We would be interested in seeing the book cited below, with a view to an Italian translation. Please send us a reader's copy with an option for two months enclosed.

We await your reply.

Yours sincerely,

Cin Calabi, Foreign Rights Dept.

P.S. We received the book from Van Gennep today. We have asked them to write to us for the option. I would also be interested to know if you would be interested in a possible selection of texts from this volume. Best regards.

From a registered letter:

To Signor Calabi, Edizioni Feltrinelli, via Andegari, 6, 20121 Milan, Italy

Paris, 9th December 1971

Dear Sir,

Your letter of the 18th November, addressed to R. R., in which you asked for the option on an Italian translation of the collected edition of the SI journal published in its original French version by Van Gennep of Amsterdam, has just been passed to me.

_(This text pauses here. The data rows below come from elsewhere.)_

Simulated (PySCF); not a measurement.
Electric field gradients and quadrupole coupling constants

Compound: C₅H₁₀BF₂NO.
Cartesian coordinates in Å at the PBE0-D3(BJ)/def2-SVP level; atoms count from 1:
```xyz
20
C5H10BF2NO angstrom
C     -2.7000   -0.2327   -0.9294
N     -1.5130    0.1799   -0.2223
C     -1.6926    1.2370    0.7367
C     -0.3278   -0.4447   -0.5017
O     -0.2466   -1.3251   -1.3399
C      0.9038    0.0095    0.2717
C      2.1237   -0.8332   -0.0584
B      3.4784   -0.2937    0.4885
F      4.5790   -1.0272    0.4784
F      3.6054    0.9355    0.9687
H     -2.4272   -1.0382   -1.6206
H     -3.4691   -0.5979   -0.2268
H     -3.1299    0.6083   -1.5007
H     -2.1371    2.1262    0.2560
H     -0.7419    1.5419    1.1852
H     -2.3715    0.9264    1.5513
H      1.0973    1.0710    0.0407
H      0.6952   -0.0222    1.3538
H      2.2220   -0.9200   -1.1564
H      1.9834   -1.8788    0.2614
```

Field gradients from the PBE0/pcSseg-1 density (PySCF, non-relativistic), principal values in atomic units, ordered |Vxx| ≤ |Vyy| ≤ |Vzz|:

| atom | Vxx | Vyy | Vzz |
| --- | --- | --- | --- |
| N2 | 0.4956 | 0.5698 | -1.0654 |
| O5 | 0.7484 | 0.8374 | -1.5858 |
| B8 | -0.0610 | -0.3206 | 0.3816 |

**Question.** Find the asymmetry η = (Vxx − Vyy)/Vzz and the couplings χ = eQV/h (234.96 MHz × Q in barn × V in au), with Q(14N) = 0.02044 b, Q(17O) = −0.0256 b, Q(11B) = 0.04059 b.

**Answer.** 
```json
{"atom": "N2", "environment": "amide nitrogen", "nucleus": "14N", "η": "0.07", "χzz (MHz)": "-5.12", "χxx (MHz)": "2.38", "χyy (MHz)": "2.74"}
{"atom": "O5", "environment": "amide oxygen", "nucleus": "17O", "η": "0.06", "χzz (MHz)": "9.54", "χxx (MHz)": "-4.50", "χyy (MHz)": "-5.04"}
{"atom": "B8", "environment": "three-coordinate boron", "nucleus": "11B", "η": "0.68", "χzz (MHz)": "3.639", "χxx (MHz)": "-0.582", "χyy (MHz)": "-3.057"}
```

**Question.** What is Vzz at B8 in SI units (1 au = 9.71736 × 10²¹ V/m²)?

As it happens, the Feltrinelli house has already published of their own accord, in December 1967 — that is, at the time when the schools and universities of Turin and Milan were seeing the beginnings of a rebellion which later, happily, spread widely among the workers of Italy — the translation of a situationist pamphlet, entitled in your edition "Della miseria nell'ambiente studentesco" [On the Poverty of Student Life]. The edition of several thousand copies was sold out in ten days and, an unusual event in the history of the publisher, there was no second edition, despite the hundreds of requests for copies from various Italian revolutionary groups, and despite the promises made by your publishing house on this point. This was the result of a censorship exerted over [the person of] Feltrinelli by his current intellectual gurus ["maitres a penser"]. Feltrinelli, Stalinist reptile, may have turned Trotskyist, but in doing so he clearly did not leave behind his role of junior policeman to the bureaucracy.

We are staggered by the impudence of your current request. Your attempts at an overdue intellectual modernization won't win back anybody's good opinion. We formally deny you the right to publish, in whole or in part, any SI text.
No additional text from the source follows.